Time to redefine the UK’s role within the semiconductor industry says Flexciton CEO

Time to redefine the UK’s role within the semiconductor industry says Flexciton CEO

Opinion |
By NicolasR

Jamie Potter, co-founder and CEO of  UK AI fab software startup Flexciton, looks at the launch of the UK’s semiconductor strategy. 

Rishi Sunak’s recent unveiling of the UK’s £1bn ($1.3bn) semiconductor strategy was always bound to provoke a reaction from critics. In an attempt to improve research and development and bolster international cooperation, the UK announced it will partner with Japan as part of its strategy.

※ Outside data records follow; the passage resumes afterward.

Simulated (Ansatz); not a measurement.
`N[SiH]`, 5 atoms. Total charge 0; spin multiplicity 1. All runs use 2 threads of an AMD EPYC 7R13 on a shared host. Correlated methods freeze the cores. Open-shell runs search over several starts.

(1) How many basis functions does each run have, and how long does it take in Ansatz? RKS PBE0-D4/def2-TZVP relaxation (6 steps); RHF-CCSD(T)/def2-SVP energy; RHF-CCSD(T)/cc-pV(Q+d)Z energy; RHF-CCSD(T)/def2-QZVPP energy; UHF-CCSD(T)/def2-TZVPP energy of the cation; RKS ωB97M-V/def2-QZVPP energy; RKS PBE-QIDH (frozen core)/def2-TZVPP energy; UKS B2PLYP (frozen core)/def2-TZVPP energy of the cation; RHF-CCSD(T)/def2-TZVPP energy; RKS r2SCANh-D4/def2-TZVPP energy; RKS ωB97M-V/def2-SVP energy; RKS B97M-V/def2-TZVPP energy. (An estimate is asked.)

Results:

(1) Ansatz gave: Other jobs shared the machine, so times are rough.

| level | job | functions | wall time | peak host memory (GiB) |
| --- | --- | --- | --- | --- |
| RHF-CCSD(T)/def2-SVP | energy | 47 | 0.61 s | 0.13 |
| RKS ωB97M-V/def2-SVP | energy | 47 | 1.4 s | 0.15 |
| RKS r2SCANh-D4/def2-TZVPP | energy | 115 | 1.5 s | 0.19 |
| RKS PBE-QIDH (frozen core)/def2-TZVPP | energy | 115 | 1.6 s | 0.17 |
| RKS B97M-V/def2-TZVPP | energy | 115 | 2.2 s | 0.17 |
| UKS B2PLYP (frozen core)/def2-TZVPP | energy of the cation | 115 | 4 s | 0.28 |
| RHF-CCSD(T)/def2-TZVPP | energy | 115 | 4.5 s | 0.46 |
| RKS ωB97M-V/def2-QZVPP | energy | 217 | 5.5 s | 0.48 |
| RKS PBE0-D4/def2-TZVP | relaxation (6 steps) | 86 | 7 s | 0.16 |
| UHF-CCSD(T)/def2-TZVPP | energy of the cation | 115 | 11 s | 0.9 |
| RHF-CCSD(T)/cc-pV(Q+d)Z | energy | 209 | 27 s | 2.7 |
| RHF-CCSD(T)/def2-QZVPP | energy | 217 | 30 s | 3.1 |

The aim of this collaboration is to foster knowledge sharing, increase expertise, and mitigate supply chain risks. The obscurity of the government’s strategy – as well as the delay from the original announcement date of autumn last year – tells me that they are very much still figuring this out. It appears the next step is to employ an advisory panel to help decipher what the actual actions will be before autumn of this year. A full year after the original date.

Fundamentally, though, I think the UK has got this one right. It’s too late for us to start throwing huge amounts of money at building fabs, since we simply don’t have the capital or the resources to create our own security of supply.

Instead, it’s much more beneficial for us to focus on specialisms that could make us globally relevant to the supply chain. However, what I’m less convinced about, is the government’s understanding of the areas of expertise we already possess.

Let’s look at where the UK is particularly strong, as with a limited budget, focusing on creating that specialism makes sense. The obvious one here is chip design, which was detailed in the strategy unveiling last week. ARM has been at the forefront of this market for many years and, along with the spin-offs coming from the University of Cambridge, it’s a sector where the UK could be considered at the forefront.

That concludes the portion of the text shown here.